Outsource Your O11y: Now Roll It Out And Keep Them Happy (part 3/3)

This is part three of a three-part series of guest posts:

  1. How To Be A Champion, on how to choose a third-party vendor and champion them successfully to your security team.  (George Chamales)
  2. Get Aligned With Security, how to work with your security team to find the best possible outcome for all sides (Lilly Ryan)
  3. Now Roll It Out And Keep Them Happy, on how to operationalize your service by rolling out the integration and maintaining it — and the relationship with your security team — over the long run (Andy Isaacson)

All this pain will someday be worth it.  🙏❤️  charity + friends


“Now Roll It Out And Keep Them Happy”

This is the third in a series of blog posts; previously we analyzed the security challenges of using a third party service, and we worked together with the security team to build empathy to deliver the project.  You might want to read those first, since we are going to build on a lot of the ideas there to ship and maintain this integration.

Ready for launch

You’ve convinced the security team and other stakeholders, you’ve gotten the integration running, you’re getting promising results from dev-test or staging environments… now it’s time to move from proof-of-concept to full implementation.  Depending on your situation this might be a transition from staging to production, or it might mean increasing a feature flipper flag from 5% to 100%, or it might mean increasing coverage of an integration from one API endpoint to cover your entire developer footprint.

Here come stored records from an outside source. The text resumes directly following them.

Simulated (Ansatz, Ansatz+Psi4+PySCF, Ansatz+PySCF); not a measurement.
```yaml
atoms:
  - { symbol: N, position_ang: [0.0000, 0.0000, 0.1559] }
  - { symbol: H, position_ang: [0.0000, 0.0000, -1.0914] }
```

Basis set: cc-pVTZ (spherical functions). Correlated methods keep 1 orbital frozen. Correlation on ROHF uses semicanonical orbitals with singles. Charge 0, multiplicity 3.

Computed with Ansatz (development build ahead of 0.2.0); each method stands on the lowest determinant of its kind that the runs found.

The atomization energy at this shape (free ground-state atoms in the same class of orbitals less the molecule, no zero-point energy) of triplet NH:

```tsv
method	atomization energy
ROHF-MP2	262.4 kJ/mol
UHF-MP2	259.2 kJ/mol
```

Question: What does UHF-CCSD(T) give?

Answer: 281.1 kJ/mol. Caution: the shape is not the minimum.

Taking into account Murphy’s Law, we expect that some things will go wrong during the rollout.  Perhaps during coverage, a developer realizes that the schema designed to handle the app’s event mechanism can’t represent a scenario, requiring a redesign or a hacky solution.  Or perhaps the metrics dashboard shows elevated error rates from the API frontend, and while there’s no smoking gun, the ops oncall decides to rollback the integration Just In Case it’s causing the incident.

This gives us another chance to practice empathy — while it’s easy, wearing the champion hat, to dismiss any issues found by looking for someone to blame, ultimately this poisons trust within your organization and will hamper success.  It’s more effective, in the long run (and often even in the short run), to find common ground with your peers in other disciplines and teams, and work through to solutions that satisfy everybody.

Keeping the lights on

In all likelihood as integration succeeds, the team will rapidly develop experts and expertise, as well as idiomatic ways to use the product.  Let the experts surprise you; folks you might not expect can step up when given a chance.  Expertise flourishes when given guidance and goals; as the team becomes comfortable with the integration, explicitly recognize a leader or point person for each vendor relationship.  Having one person explicitly responsible for a relationship lets them pay attention to those vendor emails, updates, and avoid the tragedy of the “but I thought *you* were” commons.  This Integration Lead is also a center of knowledge transfer for your organization — they won’t know everything or help every user come up to speed, but they can help empower the local power users in each team to ramp up their teams on the integration.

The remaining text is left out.